Hi,
so I tried to setup multiple Kibana instances in our self-managed environment hoping it will improve alerting and detections performance. Together there are 4 Kibana instances, 2 were setup before (as a service with Debian package) on separate nodes and I added another 2 instances on each of the nodes (by installing from zip and creating separate service), so currently it's 2 virtual machines and both have 2 kibana services running. Each service starts fine, 2 instances on the same host run on another ports, have different UUID and server.name. There is also xpack setup with the same configuration on every instance:
elasticsearch.username: "xxx"
elasticsearch.password: "xxxxx"
elasticsearch.ssl.verificationMode: certificate
elasticsearch.ssl.certificateAuthorities: [ "/etc/kibana/certs/ca.crt" ]
xpack.security.enabled: true
xpack.spaces.enabled: true
xpack.security.encryptionKey: xxx
xpack.reporting.encryptionKey: xxx
xpack.encryptedSavedObjects.encryptionKey: xxx
xpack.task_manager.max_workers: 100
All of the instances connect to the designated controller node, which should (I think) load balance the tasks for alerting and security? From time time to time I can see in the logs from every instance, that they index some new signals, so the problem is probably only with alerts and monitoring. And the log that bothers me is this one (I can find it randomly on any of the instances):
{"type":"log","@timestamp":"2021-03-20T16:32:53+01:00","tags":["error","plugins","alerts","plugins","alerting"],"pid":55264,"message":"Executing Alert \"7458fa4b-0d4c-4e6b-a41d-4f534336a83c\" has resulted in Error: Unauthorized to get a \"monitoring_alert_missing_monitoring_data\" alert for \"monitoring\""}
If it understand it correctly, as for default the instances use index .kibana-xx for scheduling tasks, alerts and so, and it seems to me like they are fighting over the tasks? Or what could be the issue here? Because sometimes I also get this log, from the instances that produced previous log:
{"type":"log","@timestamp":"2021-03-20T16:57:43+01:00","tags":["info","plugins","actions","actions"],"pid":75390,"message":"Server log: Disk usage alert is firing for 3 node(s) in cluster: XXX. Verify disk usage levels across affected nodes."}
What else can I provide to troubleshoot this issue?

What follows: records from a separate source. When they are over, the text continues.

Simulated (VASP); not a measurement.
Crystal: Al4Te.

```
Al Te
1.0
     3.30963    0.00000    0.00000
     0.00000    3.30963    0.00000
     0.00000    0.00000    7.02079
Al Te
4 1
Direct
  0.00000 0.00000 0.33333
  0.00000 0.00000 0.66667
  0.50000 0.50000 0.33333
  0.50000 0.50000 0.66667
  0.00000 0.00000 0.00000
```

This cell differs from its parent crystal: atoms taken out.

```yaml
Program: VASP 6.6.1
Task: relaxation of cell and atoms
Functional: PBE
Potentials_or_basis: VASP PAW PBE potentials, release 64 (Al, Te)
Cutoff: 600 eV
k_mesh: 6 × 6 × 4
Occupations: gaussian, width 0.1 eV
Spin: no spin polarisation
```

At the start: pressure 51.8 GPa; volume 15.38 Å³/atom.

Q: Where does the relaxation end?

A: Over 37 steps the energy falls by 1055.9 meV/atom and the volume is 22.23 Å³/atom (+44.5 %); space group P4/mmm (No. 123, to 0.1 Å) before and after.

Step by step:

I also get this log when starting the instances (but not everytime), don't know if it means something I should worry about:
{"type":"log","@timestamp":"2021-03-19T17:28:57+01:00","tags":["warning","plugins","securitySolution"],"pid":12552,"message":"Unable to verify endpoint policies in line with license change: failed to fetch package policies: missing authentication credentials for REST request [/.kibana/_search?size=100&from=0&rest_total_hits_as_int=true]: security_exception"}
Another problem that bothers me (don't know if it's not connected to the previous issue) is when some of the elastic nodes leaves the cluster (restart or upgrade or anything), I get spammed by this log and can't see the instances in Stack Monitoring until I restart the kibana services (NOTE: we still use legacy monitoring).
"type":"log","@timestamp":"2021-03-19T19:50:41+01:00","tags":["warning","plugins","monitoring","monitoring","kibana-monitoring"],"pid":12552,"message":"Error: Cluster client cannot be used after it has been closed.\n at LegacyClusterClient.assertIsNotClosed (/usr/share/kibana/src/core/server/elasticsearch/legacy/cluster_client.js:195:13)\n at LegacyClusterClient.callAsInternalUser (/usr/share/kibana/src/core/server/elasticsearch/legacy/cluster_client.js:115:12)\n at sendBulkPayload (/usr/share/kibana/x-pack/plugins/monitoring/server/kibana_monitoring/lib/send_bulk_payload.js:22:18)\n at BulkUploader._onPayload (/usr/share/kibana/x-pack/plugins/monitoring/server/kibana_monitoring/bulk_uploader.js:209:43)\n at BulkUploader._fetchAndUpload (/usr/share/kibana/x-pack/plugins/monitoring/server/kibana_monitoring/bulk_uploader.js:195:20)\n at runMicrotasks (<anonymous>)\n at processTicksAndRejections (internal/process/task_queues.js:93:5)"}
{"type":"log","@timestamp":"2021-03-19T19:50:41+01:00","tags":["warning","plugins","monitoring","monitoring","kibana-monitoring"],"pid":12552,"message":"Unable to bulk upload the stats payload to the local cluster"}